Reputation: 11
I am practicing neural networks by building my own in notebooks. I am trying to check my model against an equivalent model in Keras. My model seems to work the same as other simple coded neural network frameworks, such as this one: https://towardsdatascience.com/coding-neural-network-forward-propagation-and-backpropagtion-ccf8cf369f76
However, as I increase the number of epochs the weights of the Keras model slowly diverge from my own. I am attempting to train the network using simple gradient descent, with the batch size equalling the whole training set, setting the initialised weights to the same as the initialised weights in my model. (I have been doing this on the Iris data set for now, hence the batch size = 150.)
Is there something default happening in Keras here that means the model I'm describing below is functioning slightly differently to my model (or the one described in the article)? Like batch normalisation or something?

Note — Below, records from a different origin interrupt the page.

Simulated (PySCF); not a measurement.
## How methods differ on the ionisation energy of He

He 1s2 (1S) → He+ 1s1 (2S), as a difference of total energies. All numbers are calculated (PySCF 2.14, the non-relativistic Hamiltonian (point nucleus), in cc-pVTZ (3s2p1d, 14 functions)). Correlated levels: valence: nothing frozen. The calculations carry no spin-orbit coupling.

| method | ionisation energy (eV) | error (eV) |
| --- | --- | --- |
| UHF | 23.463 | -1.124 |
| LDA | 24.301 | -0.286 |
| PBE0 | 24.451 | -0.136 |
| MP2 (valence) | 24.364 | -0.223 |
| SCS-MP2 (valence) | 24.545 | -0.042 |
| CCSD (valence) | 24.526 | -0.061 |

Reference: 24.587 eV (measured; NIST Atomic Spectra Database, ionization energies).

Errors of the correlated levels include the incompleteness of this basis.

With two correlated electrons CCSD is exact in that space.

from tensorflow import keras
from tensorflow.keras.models import Sequential
from tensorflow.keras.layers import Dense, Activation, Input
network_shape = np.array([4, 20, 10, 1])
activations = ["relu", "relu", "sigmoid"]
model = Sequential()
model.add(Input(shape=(network_shape[0],)))
for i in range(len(activations)):
model.add(Dense(units=network_shape[i + 1], activation=activations[i]))
model.set_weights(set_weights)
sgd = keras.optimizers.SGD(learning_rate=alpha, momentum=0.0)
model.compile(loss='binary_crossentropy', optimizer=sgd)
model.fit(X.T, y.T, batch_size=150, epochs=n_iter, verbose=0, shuffle=False)
Upvotes: 0
Views: 71
Reputation: 131
If you want to train an identical model to the one from the article, you'll need identical initial weights and hyperparameters. Unless you're learning a very simple model, like y= mx + b
, once your number of epochs exceeds the example model, the weights won't be identical.
Upvotes: 0